I’ve spent years tracking what I consider to be shining examples of cult brands – which is not easy, as there aren’t that many. But if you start digging deeper there are certain key traits these brands all share.

 

Every brand that inspires a cult like following, every one of them that has a line out the door every day, they’re doing most of these. Many of you want to build more of a community and wish people engaged more with your story. But you don’t often don’t have the time or knowledge to make it happen.

 

So I’m going to make this simple for you. In this two-part series, we’re going to dive in to the CULT BRAND TEN COMMANDMENTS (here →) 

Cult [n] – someone or something that a particular  group of people are very enthusiastic about but that most people do not like or know about. A group or sect bound together by veneration of the same thing, person, ideal, etc.

In its purest form, a cult brand is one that inspires a fanatical devotion among its followers. They take a lot of work to set up and then a lot of work to maintain because if your followers think you’re being fake or selling out, you’ve lost them forever.

 

But the rewards can be huge, building a customer base who will support you through the good times and bad and buy anything you put out whilst screaming about you to the world.

Let’s break down those commandments!

COUNTERTALK NOTE: This article is  abbreviated from Dan’s longer blog post, which features real-life examples from his own work with Chick’n’Sours, Flat Iron, Dishoom and more. You can find that here.

 

In the meantime, get started with this invaluable toolkit. Your cult status awaits.

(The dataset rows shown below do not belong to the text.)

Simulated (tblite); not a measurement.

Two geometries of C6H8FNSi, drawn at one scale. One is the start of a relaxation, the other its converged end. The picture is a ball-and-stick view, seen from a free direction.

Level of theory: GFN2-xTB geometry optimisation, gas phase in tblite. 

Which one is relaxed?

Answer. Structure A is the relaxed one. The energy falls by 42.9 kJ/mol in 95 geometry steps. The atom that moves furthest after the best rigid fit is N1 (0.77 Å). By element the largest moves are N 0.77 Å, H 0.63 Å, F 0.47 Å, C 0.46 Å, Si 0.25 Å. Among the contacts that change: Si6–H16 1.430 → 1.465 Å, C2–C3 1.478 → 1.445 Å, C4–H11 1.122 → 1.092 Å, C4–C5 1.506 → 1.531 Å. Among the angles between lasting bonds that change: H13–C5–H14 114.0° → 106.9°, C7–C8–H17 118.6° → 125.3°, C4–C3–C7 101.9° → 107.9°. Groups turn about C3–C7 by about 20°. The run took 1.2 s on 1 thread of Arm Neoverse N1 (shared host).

1. You’ve got a great origins story 

 

Behind every cult brand there is a great story born out of obsession. ALWAYS. The best branding people in the world can’t invent that.

 

It’s more than just a story though – it’s not just something to fill up social media posts and website ‘about’ pages. A story born out of obsession starts with your ‘why’ – everyone has one, sometimes you just need to spend some time digging to find it.

 

Why you started should be the base that all your principles and values come from (you have documented those, right??)

 

It’s the first step to show you’re not a faceless brand but humans trying to make good in the world. This is what shapes who you are, and makes your people, your tribe, think ‘they sound like my people’

ACTION PLAN:

Go through your story again and at every juncture ask yourself ‘why’ A LOT.

 

Why did you make that choice, why does it make you happy, why are you attracted to that market, why do you like the results it gets – what vision does that allow you to carry out?

 

Want to go deeper? Also ask what you don’t like, what you stand against and why. Then put that back into your story – I promise you it will read so much better and make your people connect with you that much more.

 

No one else has made the same choices as you which makes your business unique. Celebrate that, don’t hide it.

 

One final thing – the more you can bring drama to your story, the highs and the lows, the more people will connect.

2.  You’re obsessional about your product or service

 

All the best cult brands never stop at improving the experience for their customers. No matter the cost, no matter what other great opportunities you have to say no to

 

People don’t buy your product, they buy your never-ending process to perfection of both your product and service.What might seem the boring, mundane thing you do day in day out is fascinating to your tribe so don’t be afraid to share your processes

ACTION PLAN:

 

Are you sure you’re creating the best experience possible right now? Set some time, get a focus group of customers on Zoom in return for free food, listen to their feedback, test some ideas out on them and see if you can make one tweak or improvement based on the feedback. You get the bonus of doing some solid community building too.

 

THEN SHARE THE CRAP OUT OF IT

EXAMPLE:

 

I’m going to dive into my work for Flat Iron here, who are known for their incredible chips. They could say “Our triple fried chips are great”. OR…

 

“It took 128 batches before we finally found the right process to make our chips and we had to create our own dedicated chip kitchen for this. We found there was too much inconsistency using a variety of potatoes so we use a single variety potato from a single farm. Each portion of chips goes through an hour long process – peel, hand cut, wash 4 times, soak, steam, blast chill, fry, blast chill again, package, freeze, fry and season. These give an incredible texture and taste that is worth every minute of the hard work.”

 

What sounds better to you? Now think about how your customers will share your story when you give them the tools like that.

3. You have a fanatical tribe of superfans

 

If there is one thing that separates a cult brand from the rest, this is the one: ask a cult brand what’s important to them and “building a community around our values” is normally the result they seek from their efforts.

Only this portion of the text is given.